From August 9th through August 12th I had the pleasure of taking part in the ASAE annual conference in Nashville, TN. ASAE stands for the American Society of Association Executives. That’s right; the dedicated professionals who run the association you are a member of have an association of their own.
Walking through the enormous exhibition hall, which contained over 500 exhibits for the 5,000+ attendees, a lesson in conference exhibiting was on display. The visual appeal of many of the booths was stunning and the giveaways were very generous. Many of the exhibitors represented convention centers, cities, and popular hotel chains. An attendee tried to sum it up simply for me “it is the conference for meeting planners”. But it’s actually more than that. The conference is attended by all types of executives within an association.
This conference is one of the most sought after conferences in the country. A city hosting the conference sees it as an investment for potential future conference bids from a variety of associations. Nashville lived up to its promise. The new Music City Center was impressive, with large rooms, new features, and in a great location in downtown Nashville. The conference organizers made sure to fill the evening events with performances from many famous Nashville singers (such as Dierks Bentley, Phil Vassar and even a special performance from Lady Antebellum for an additional fee).
But the real ASAE experience came during the day, when we were able to meet with conference attendees, attend learning labs, and visit the exhibition hall. It was interesting to hear the common themes of our market research industry brought up within a different context. Many of the presenters had done their own pieces of research. They spoke of sample, base sizes, and representivity. Not all of the presentations had research, but a good amount of them did. Many of the challenges our industry faces were also common topics during the conference, such as big data, customer retention, and the shorter attention spans.
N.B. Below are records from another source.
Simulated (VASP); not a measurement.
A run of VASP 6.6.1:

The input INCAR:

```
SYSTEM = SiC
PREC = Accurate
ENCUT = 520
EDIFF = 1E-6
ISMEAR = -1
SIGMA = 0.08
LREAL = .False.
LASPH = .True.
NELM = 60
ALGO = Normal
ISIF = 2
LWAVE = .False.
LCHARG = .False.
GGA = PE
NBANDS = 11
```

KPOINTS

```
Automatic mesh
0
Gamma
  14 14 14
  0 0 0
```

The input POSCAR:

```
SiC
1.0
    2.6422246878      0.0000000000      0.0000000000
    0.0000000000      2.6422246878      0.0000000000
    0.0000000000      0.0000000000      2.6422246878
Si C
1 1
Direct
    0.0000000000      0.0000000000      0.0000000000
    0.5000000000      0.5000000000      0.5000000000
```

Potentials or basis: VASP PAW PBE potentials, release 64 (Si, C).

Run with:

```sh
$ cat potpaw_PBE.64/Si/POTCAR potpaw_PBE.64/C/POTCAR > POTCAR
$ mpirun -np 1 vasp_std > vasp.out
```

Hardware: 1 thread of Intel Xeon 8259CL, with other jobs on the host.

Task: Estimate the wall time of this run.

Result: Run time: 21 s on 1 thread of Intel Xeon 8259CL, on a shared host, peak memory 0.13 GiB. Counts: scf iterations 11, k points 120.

I had the pleasure of presenting alongside of Patrick Glaser from McKinley Advisors and Curtis Nunley, CAE from the American Society of Civil Engineers. We presented on a joint piece of research that has been in the works for over a year. The research included a MaxDiff exercise to uncover what benefits are truly important to business professionals when deciding whether or not to join an association. When asked what one word comes to mind when they think of professional associations, our survey participants were most likely to say “networking”, but our MaxDiff exercise showed that “expert advice” mattered most to participants. Curtis replicated this study among his association members and compared and contrasted the results during the presentation. It was a great all around experience.